Semantics and processing

Fri May 24 12:34:07 UTC 1996

> One thing that always appealed to me in the classical LFG architecture
> (Bresnan 1982 and Halvorsen 1983) was that it seemed to offer a series of
> well-formedness domains that could be independently computed: you can
> compute lots of possible c-structures without worrying about anything else,
> thow away most of those, use this small number number of best c-structures
> to compute (possibly) lots of f-structures, thow away most, compute lots of
> s(emantic)-structures, thow away most and get to a small number of
> most-plausible results.

Given my recent posting, I guess I'd better say something about
Bruce's comments!

Disambiguation at each layer does not seem to be the best approach in
the domain of syntax-semantics understanding.  Humans seem to be able
to use semantic and pragmatic information for disambiguation long
before the utterance has ended (and hence before complete
c-structures could be computed).

In terms of natural language parsing, some of the best statistical
disambiguation techniques work by collecting statistics about how
likely various lexical head to lexical head relationships are, e.g.,
how likely this kind of verb is to have an object headed by that kind
of noun.  (The classes used are usually semantically oriented).  One
of the problems in phrase structure based statistical approaches is
that these relationships can be non-local.  LFG should have a great
advantage here, as the f-structure makes all these relationships
local.  So it would seem to make sense to delay this disambiguation 
until at least grammatical functions (i.e., f-structures) have been
identified.

Treebanks marked up with something like LFG's f-structures are now
becoming available.  It should be possible and would be interesting to
use statistics collected from these treebanks to assign a preference
ranking to the set of f-structures produced by an LFG parser.

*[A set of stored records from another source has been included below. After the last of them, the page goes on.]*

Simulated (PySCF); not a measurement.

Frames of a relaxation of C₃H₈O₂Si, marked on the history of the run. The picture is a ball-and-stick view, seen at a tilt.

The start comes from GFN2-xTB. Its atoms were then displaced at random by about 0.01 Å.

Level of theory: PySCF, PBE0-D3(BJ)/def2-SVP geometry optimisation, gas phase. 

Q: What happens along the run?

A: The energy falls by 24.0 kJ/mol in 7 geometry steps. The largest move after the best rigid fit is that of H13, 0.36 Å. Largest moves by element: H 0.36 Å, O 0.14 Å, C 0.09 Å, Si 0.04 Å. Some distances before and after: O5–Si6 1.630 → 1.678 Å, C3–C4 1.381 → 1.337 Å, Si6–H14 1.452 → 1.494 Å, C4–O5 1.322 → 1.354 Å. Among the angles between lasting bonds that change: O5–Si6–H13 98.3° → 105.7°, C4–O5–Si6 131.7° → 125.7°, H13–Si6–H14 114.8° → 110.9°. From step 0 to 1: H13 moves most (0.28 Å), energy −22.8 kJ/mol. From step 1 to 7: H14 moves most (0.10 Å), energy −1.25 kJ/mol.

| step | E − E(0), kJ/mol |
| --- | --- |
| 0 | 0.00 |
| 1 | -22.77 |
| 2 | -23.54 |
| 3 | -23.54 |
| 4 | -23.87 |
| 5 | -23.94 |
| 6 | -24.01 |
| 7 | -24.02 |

There are some theoretical problems to be faced if one tries to do
this correctly.  Because of reentrancy in f-structures, probability
distributions over f-structures are technically what is called a
``Markov field''.  The methods available for efficiently estimating,
and perhaps more importantly, efficiently _reestimating_ probability
distributions in syntactic parsing only work for ``branching Markov
processes'', i.e., tree structured objects.

It is not yet clear if this is important in practice.  We might get 
just as good results if we ignored all but one of the incoming arcs
in an f-structure.

Best

Mark